Last night Bookman and I went with a friend to see Amy Tan at the public library in downtown Minneapolis. It was quite a large crowd. We filled the auditorium and two overflow conference rooms. Whether there were more people than could fit I don’t know since I was squeezed into a seat in the auditorium. I am not a huge fan. I read and enjoyed The Joy Luck Club and The Kitchen God’s Wife. I have also read A Hundred Secret Senses and felt it was just meh, felt like her books were all about the same thing, so then lost interest. She now has a new book out, The Valley of Amazement. It is her first book in eight years.

After all the introductions were made, Tan stepped on stage. She is a small woman but she has a big presence. Instead of launching immediately into reading parts of her book she started talking. She explained that she has done a lot of things in the last eight years in order to avoid writing a book. On the long list is writing a libretto for an opera (she is a classically trained pianist) and, with her husband of 44 years, designing and building a completely accessible home in Sausalito, California. The house sounded gorgeous. Tan does not have children and she said she and her husband planned the house so they could live there for the rest of their lives. It has elevators, bathrooms large enough to get a wheelchair into, showers with grab bars and no edges, and all sorts of other features to accommodate every possible mobility issue.

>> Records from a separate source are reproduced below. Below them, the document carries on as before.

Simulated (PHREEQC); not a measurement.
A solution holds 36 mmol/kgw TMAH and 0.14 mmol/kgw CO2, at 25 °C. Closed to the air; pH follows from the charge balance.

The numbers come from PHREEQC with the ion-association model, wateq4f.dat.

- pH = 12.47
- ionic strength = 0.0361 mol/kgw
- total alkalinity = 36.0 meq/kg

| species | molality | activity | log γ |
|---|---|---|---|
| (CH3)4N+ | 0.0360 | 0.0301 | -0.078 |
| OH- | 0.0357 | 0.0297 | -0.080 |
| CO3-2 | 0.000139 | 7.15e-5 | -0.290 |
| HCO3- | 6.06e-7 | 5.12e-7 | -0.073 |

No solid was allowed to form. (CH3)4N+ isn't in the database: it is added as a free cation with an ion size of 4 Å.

And then she began talking about her grandmother and her mother. She has a photo of each of them on her desk. Her grandmother married the richest man in Shanghai at the time. They lived on an island just out from the city. There are two versions of the story of how she came to marry her husband. Tan’s grandmother and her half sister were staying at his house and at some point during the night the sister got up and left the room and the man came in. In one version of the story he held a knife to Tan’s grandmother’s throat and said if she didn’t marry him he would kill her. In the second version he held the knife to his own throat and said he would kill himself.

Tan’s grandmother was wife number four in the house, the youngest and the favorite. She had already had Tan’s mother and was pregnant again. She asked her husband if she had a boy would he please give her a house of her own in Shanghai. He said yes. She had a boy but her husband did not keep his side of the deal. Grandmother was 36 at the time and Tan’s mother was nine. She watched as her mother committed suicide by taking an overdose of opium. It took her three days to die. Tan’s mother was left with a father who was not kind and whom she did not love.

Tan said her mother always blamed Grandmother for all the hardship and unhappiness in her life. If she had not killed herself, Tan’s mother was convinced her own life would have been happier. Nonetheless, Tan’s mother thought she had done something to anger her mother and when Tan was a child and misbehaving, her mother was convinced that Tan was her mother come back to torment her for whatever it was she had done to anger her.

So it is no wonder Tan writes so much about mother-daughter relationships with such a family history and dynamic!

During Tan’s eight years between novels she had actually begun writing one but it wasn’t going all that well. She went to Shanghai to do some research and while there came across a photo of a group of courtesans. She was surprised to see that several of the women in the photograph were wearing the exact same outfit her grandmother was wearing in the photo Tan had of her on her desk. Curious, she began doing some research about courtesans and while she didn’t find any direct evidence, all the circumstantial evidence suggests that her grandmother was a courtesan. This discovery took her away from the book she had been writing and sent her off in a new direction leading to the writing of The Valley of Amazement.

Tan told the audience some of the really interesting things she learned about courtesans in Shanghai during the end of the 19th and beginning of the 20th centuries. Then after 40 minutes of talking, she read a short piece from her book.

This was followed by questions from the audience. Someone asked for advice for aspiring writers and Tan talked about keeping internet distractions away. Someone else asked if she thought being bi-racial and bilingual helped her be more creative and she replied that she thought it did. Not that it made her smarter or better than anyone else, but that it gives her a bigger playing field. Another person asked about Tan’s father and what he was like since she never talks about him. Tan said she was a daddy’s girl, that she loved her father dearly. Tan was in her early teens when her father died and she felt like he had abandoned her to the crazy woman who was her mother. To Tan her father was perfect and perfect characters aren’t interesting to write about.

a page from my iPad notes

a page from my iPad notes

I have no plans to read Tan’s new book, but I found her really interesting and her stories fascinating. I enjoyed the evening very much. I even got to test out taking notes on my iPad. I had downloaded an Evernote app called Penultimate that lets you take written notes with a stylus and save them to Evernote. Bookman found me a stylus that looks like a number 2 pencil, it even has a fake eraser. I usually take a small notebook and a couple of pencils (in case the lead breaks) to events like this but the stylus on my iPad worked so well it is my new go-to. Plus having the iPad also let me tweet, look something up on the internet, and keep Bookman occupied playing Plants versus Zombies during the hour we waited for the event to start while the friend we went with and I chatted. It was all good.